The telecom industry revenue and debt charts of 2017

The operators had to choose selectively at the auction to offer 4G services and cover gaps in their portfolio. This as well proved to be a daunting challenge because companies had to make huge investments in spectrum and network deployment. The bidding wars impacted the operators negatively by increasing their debt burden – which in turn was the cause of rising tariffs. The average revenue per user also saw a decline owing to customers inclining towards mobile apps and data services for voice calls. The telecom sector in India had been traditionally a voice driven system. The high tariffs shifted the business model from voice to a data-centric model, with average data consumption increasing alongside an increase in usage of smartphones and content. The digital payments ecosystem was also increasing, thereby transitioning India to a digital economy. All these changes required the operators to pump cash in the system or merge with other companies to stay competitive. The regulatory framework of the industry was also a major hindrance in the smooth operations of the companies. All this ushered in the era of consolidation – the biggest player of which was Idea Cellular and Vodafone merger.

5

THE JIO EFFECT AND THE CONSOLIDATION ERA

Increasing Subscribers and lowering tariff trends

To add to the challenges of debt problems and declining revenues, the entry of Reliance Jio September 2016 in the market was the biggest setback of them all. Reliance Jio - a Greenfield 4G operator which played on a disruptive and aggressive pricing strategy and introduced free voice calls and low-cost data – going as low as charging Rs.50 for 1GB of data. Jio had been under process for about 6 years and had already gained the pan-India 4G spectrum in 2010 and planned to cater 4G services to around 90% of Indian population. As expected, the low tariffs attracted a lot of consumers. A large number of subscribers switched over to Jio, thus adversely affecting the revenues of other operators. As of September 2017, Vodafone and Idea lost 24 and 28 lakh subscribers, whereas Airtel subscriber base had declined by 2 lakhs. By March, 2017, Jio stood 4 th in terms of market share of consumers in India at a share of 9.29%.
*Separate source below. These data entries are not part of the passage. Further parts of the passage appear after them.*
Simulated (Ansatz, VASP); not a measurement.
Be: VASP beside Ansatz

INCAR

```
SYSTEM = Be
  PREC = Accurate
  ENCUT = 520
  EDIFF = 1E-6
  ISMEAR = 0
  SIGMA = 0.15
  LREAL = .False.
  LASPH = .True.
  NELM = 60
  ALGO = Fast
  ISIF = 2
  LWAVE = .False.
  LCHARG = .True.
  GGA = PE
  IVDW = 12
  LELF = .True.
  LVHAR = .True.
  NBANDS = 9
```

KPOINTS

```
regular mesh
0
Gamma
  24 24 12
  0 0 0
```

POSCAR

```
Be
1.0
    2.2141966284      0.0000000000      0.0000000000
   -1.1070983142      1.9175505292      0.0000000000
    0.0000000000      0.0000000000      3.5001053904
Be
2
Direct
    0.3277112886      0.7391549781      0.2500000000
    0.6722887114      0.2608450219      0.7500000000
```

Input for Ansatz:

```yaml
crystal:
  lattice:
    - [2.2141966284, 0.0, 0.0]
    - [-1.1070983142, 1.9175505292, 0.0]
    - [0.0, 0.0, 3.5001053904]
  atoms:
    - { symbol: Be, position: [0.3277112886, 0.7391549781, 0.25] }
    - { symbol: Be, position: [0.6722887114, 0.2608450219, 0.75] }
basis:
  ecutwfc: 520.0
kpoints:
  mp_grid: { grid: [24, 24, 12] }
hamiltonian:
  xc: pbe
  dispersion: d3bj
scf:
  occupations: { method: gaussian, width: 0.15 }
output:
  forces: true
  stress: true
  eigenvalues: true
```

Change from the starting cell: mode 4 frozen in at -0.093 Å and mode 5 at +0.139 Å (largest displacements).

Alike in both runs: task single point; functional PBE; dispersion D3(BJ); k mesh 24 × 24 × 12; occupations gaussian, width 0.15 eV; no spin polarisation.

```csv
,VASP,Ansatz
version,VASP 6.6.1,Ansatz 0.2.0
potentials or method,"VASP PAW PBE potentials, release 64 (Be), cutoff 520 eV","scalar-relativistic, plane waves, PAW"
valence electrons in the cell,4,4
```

Post-Jio Market Shares (March, 2017) Source: https://www.telecomlead.com/telecom-statistics/airtel-jio-wireless-market-share-march-2017-76876

6

Jio initiated a prodigious price war forcing the sector to evolve quickly. Other operators engaged Jio in legal hassles involving predatory pricing, but ultimately had to slash their own prices to retain their subscribers, thus leading to an industry-wide drop in the monthly average revenue per user by a third – and eventually the turnover of the industry. The Jio effect and the spectrum and debt challenges contributed to an evolution in the composition of the Indian telecom sector. The telecom companies started to heavily invest in infrastructure to keep up with the pricing competition and yet were unable to make it to the mark. The operators were thereby forced to merge and consolidate with other companies in spectrum sharing and trading agreements, thus ushering in the era of consolidation. Airtel bought business and spectrum from smaller companies like Videocon, Tikona, etc. and acquired Telenor. Reliance Communications (RCom) planned to merge with Aircel and TATA Telecom. The number of operators in the industry kept dropping. Thus, the financial distress coupled along with the consistent pressure of maintaining profitability paved the way for consolidation. It was at this point that Idea Cellular Ltd. And Vodafone India Ltd. announced their merger to further change the dynamics of the industry and become the largest player by revenue and market share.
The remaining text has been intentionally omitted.